In 1986, a few days after running the Boston Marathon, and following a year of touring the US and Canada in a campervan, I set off by train to realise a dream to walk the Appalachian Trail. I first heard about the Trail from the American wife of a work colleague in Melbourne a few years earlier and had since read widely about the trail. The Trail follows the crest of the Appalachian Mountains for more than 2,200 miles along the eastern side of the US. Starting in mid-spring, I followed the trail northwards from Springer Mountain in Georgia to its northern terminus at Mount Katahdin in Maine, finishing in the late summer. It remains one of the most meaningful experiences of my life, fostering an ambition for more such experiences and inspiring me to retire from work early enough follow through on that ambition. In 1986, only about 80 people each year completed the whole trail, but during that year National Geographic did a feature article on the Trail and its popularity increased dramatically.

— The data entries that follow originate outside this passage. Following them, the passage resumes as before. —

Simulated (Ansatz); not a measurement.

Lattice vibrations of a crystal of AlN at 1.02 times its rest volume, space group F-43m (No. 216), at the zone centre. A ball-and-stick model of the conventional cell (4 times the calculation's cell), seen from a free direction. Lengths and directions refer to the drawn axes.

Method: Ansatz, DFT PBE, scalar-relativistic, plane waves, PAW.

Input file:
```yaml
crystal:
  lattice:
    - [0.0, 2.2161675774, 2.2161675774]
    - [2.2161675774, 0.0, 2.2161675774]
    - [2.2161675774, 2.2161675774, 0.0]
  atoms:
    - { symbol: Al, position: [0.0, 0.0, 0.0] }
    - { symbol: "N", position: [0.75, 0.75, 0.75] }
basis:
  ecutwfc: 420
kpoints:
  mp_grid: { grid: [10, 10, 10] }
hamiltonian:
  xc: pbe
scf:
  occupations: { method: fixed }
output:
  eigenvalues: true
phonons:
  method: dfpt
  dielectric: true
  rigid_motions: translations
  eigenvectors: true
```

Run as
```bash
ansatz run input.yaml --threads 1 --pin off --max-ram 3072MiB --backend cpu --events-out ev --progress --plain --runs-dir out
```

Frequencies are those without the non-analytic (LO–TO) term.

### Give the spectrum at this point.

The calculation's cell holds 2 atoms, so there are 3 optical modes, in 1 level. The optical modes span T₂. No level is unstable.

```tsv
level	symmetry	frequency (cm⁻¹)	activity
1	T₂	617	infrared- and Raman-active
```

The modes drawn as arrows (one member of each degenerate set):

Appalachian Trail - Day 104

Day:  104
Date:  Thursday, 14 August 1986.
Daily AT Miles:  16.8
Daily Other Miles:  0
Total AT Miles:  1993.0
Total All Miles:  2051.0
Weather:  Mild, sunny.
Nutrition:
  Breakfast:  Muesli, health drink.
  Lunch:  Biscuits and peanut butter, health bar.
  Dinner:  Macaroni cheese, instant pudding.
Aches:  Lower right back chafing.
Animals Seen:  Squirrels.
People Seen:  14 overnight hikers, some others.

Journal:
Got up at 5:30am and, after water-proofing various pack items with garbage bags for the coming Kennebec River crossing, left at 7:10am.  It was going to be a beautiful day as I set out to try and reach the Kennebec, 17 miles away, by lunchtime.  The Trail passed through pretty deciduous forest for most of the morning and also by three beautiful lakes.  The second, East Carry Pond, was particularly beautiful, with a loon calling, and I took an early mid-morning break to enjoy the scene.  It made me feel quite melancholy that the trip was nearing the end.  After a break at Pierce Pond Lean-To, I pushed on to the Kennebec.  The Trail was new and, although following an attractive large stream, was hard slow going.  Just before reaching the Kennebec, I met an elderly couple coming the other way who’d just crossed the river by canoe.  They said the river was running very high – too high to ford.  Alice Ference, an AT Thru-hiker nearing her goal, drowned while fording the Kennebec last year, so I was a bit anxious about the dangers involved.  I reached the river, more than 100 metres wide, at 2:45pm and found the two mid-river gravel bars, which were supposed to be above water for safe fording, beneath the surface.  I was tempted to try the ford and assume I could swim pushing my water-proofed pack if too deep, but decided to leave that as a last resort for tomorrow morning.  The river is supposed to be at its lowest at 6am (there’s a dam upstream making timed releases of water).  It is possible to call in advance to arrange to be ferried across the river, but I didn’t really want to do that, having walked every step of the way so far.  I had lunch and waited on the banks in the sun for 1½ hours to see if there was any change in the water level – there wasn’t – before walking inland 100 yards to a small conifer grove where I set up camp.  There is a major road across the river.  It is strange to contrast that normality with my life-risking struggle to go on first thing tomorrow morning.  Around 5pm, two hikers (I think) began testing the water depth on the other side.  The current was far too strong and the river too deep for them to go more than a few yards from the shore and they gave up.  I had dinner early, made some preparations for tomorrow, and went to bed at 7:30pm.